The rhythm of the residency has changed.
After saying goodbye to the Medievalists, the day became one of ‘Disperse and Distill’ for the group, allowing time for ideas to form and information to settle. Artists set out both individually and in small groups, to swim, walk, and cycle across the island. Some sat with Skye artist Caroline Dear to learn how to make ropes from the reeds near the beach. Jessica Ramm went in search of a local resident who still cut peat, meeting Jennifer, who showed her a Viking burial mound and discussed the Celtic spirit along the way to the peat bank. Hardeep Pandhal found two containers of Camp Coffee in Raasay House’s library, and thought one of us had placed them there on purpose. He is currently making work back in Glasgow about this coffee originating from the same city, bearing its picture label of a Sikh servant serving a British soldier with a cup.
Augustus Veinoglou summed up the type of endeavour many have at this point, by saying “I want to extract wisdom from this space”. What is this space formed from? We have the book, our conversations with each other and the Medievalists, our past work, this location, experiments, serendipity and the unknown we are yet to encounter.
A number of artists have previously explored aspects of extraction, dispersal or distillation in their work. Edwin Pickstone, one of our illuminators, runs the Letterpress at The Glasgow School of Art. He gave us a summary of the Letterpress at the artists’ presentations, focusing on what this form of production had historically meant, speeding up the hand printing process by ‘the equivalent of 300 years’. Edwin said that learning about the placement of type, helps computer-literate students to understand the weight of space between words. He showed us an image of a close-up of the edge of an 8pt letter ‘e’, the black ink seeping into the white pulp of the paper. This view pushed the physical matter of language into an unknown territory. In his work ‘The Components of the Complete Compact English Dictionary’, Edwin distilled the dictionary ( a book already condensed from twenty-six books into one, through the use of 1pt font) into the sum of its parts – namely 1123 sheets of bible paper and a concentrated poured blob of 128.8 grams of black ink equalling the exact weight of its words. For Convocation, Edwin plans to distill ideas, activity and information of the residency onto the surface of a Raasay map.
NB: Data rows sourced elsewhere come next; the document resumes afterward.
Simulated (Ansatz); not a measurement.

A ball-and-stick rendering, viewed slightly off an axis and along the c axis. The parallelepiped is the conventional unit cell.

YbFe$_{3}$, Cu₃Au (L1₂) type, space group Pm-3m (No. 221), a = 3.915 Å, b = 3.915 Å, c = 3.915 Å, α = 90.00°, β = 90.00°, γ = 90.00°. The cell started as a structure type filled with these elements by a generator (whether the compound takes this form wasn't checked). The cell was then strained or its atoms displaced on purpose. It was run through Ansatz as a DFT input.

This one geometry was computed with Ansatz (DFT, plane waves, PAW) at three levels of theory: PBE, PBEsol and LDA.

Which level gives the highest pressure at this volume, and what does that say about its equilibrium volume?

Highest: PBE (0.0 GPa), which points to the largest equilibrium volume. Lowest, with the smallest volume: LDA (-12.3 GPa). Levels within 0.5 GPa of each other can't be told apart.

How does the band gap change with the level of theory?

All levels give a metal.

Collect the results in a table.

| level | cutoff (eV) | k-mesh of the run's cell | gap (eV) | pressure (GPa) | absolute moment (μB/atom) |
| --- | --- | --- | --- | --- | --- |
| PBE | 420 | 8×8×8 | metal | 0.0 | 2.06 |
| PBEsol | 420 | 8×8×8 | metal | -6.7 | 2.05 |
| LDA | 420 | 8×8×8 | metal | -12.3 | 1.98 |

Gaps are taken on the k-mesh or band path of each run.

In ‘Life of St Columba’, Book Two, there is a story of a knife, which following St Columba’s blessing, has the sacred property that it cannot harm man nor beast. ‘Having discovered this fact…. the monks melted down the iron of that knife and then coated the liquid metal on to all the other iron tools in the monastery. From then on, these tools were unable to harm any flesh…’.
Michail Mersinis has been mixing liquid silver to coat photograph plates, for his series of Raasay landscapes he is making, taking each image at the same times of day and night when the monks prayed.